A raft of changes to the student loan scheme has been announced, including increasing the repayment rate from 10 per cent to 12, removing the voluntary repayment bonus, freezing the parental income threshold for student allowances and removing allowances for postgraduate study.
Michelle Duff spoke to Victoria University students in different stages of study to see how it would affect them.
Faran Gillbanks, 35, from Upper Hutt
Bachelor in Architectural Studies, first year of five-year degree
Loan balance around $20,000
Supports the changes to the scheme. "I live in Upper Hutt, and I notice a lot of people milking the system and taking advantage to get welfare, the same happens with student loans.
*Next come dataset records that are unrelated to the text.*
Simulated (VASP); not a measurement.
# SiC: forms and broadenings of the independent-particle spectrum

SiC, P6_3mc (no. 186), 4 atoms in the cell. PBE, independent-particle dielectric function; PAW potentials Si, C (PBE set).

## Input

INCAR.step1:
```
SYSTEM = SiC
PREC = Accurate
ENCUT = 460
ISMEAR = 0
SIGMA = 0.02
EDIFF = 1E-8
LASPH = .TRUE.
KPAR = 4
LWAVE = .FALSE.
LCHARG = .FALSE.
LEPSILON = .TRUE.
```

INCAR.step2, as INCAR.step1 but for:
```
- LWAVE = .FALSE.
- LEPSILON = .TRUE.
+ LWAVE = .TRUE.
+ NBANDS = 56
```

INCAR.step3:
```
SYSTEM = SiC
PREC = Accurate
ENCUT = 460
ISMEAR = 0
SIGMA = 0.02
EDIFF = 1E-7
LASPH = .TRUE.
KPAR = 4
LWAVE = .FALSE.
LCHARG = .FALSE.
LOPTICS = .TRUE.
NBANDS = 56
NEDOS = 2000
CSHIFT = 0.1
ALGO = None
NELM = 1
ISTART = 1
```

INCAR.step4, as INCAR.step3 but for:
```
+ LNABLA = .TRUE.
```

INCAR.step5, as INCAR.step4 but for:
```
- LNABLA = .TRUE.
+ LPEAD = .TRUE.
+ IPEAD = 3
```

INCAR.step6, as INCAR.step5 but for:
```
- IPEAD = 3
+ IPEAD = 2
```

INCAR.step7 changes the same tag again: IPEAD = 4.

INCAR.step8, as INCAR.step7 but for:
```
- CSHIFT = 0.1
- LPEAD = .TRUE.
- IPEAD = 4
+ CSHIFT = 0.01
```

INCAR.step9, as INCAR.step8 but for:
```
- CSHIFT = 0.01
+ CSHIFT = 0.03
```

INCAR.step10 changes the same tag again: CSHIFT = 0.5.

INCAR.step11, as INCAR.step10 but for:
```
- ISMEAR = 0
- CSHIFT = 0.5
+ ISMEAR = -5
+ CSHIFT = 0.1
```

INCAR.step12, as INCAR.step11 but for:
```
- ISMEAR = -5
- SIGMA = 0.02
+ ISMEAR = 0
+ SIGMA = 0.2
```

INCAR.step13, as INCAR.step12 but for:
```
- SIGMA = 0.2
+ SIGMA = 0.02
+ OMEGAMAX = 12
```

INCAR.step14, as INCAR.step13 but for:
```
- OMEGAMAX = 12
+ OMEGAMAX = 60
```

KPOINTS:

"I think cracking down on this is a good thing, and will only serve to benefit the Budget. I think anyone who tries to leave the country and has a loan of more than $30,000 should have their passport taken and not be allowed to leave the country."
Mr Gillbanks previously studied business at Massey before stopping to have a family and choosing architecture instead.
Julia Whaipooti, 24, from Gisborne
Bachelor of Law, in fourth year of five-year degree
Loan balance around $30,000
Thinks the changes are counterintuitive. "Coming from a privileged position in life the doors remain open for higher education, but not for people who come from my position in life.
"For Maori that closes the door further, which is counterintuitive because education is a way to break out of cycles and create opportunities."
She had planned to take advantage of the 10 per cent discount for voluntary repayments, which had now been scrapped. Ms Whaipooti worked fulltime for two years to save up for university, but even then it has been difficult.
Amanda Thomas, 25, from Christchurch
PhD in geography, final year
Loan balance: More than $70,000
Describes changes to allowance eligibility as disgusting. "It makes postgrad study far less accessible. Student loans were justified on the basis of creating diversity.
"These changes are going to make university way less accessible and that's a bad thing."
She will consider going overseas when she is finished. "I have to, if I want the career I want."
Has worked part-time but had to borrow living costs until she turned 24 and qualified for the student allowance.
"Without living costs and working part-time jobs I wouldn't have been able to live."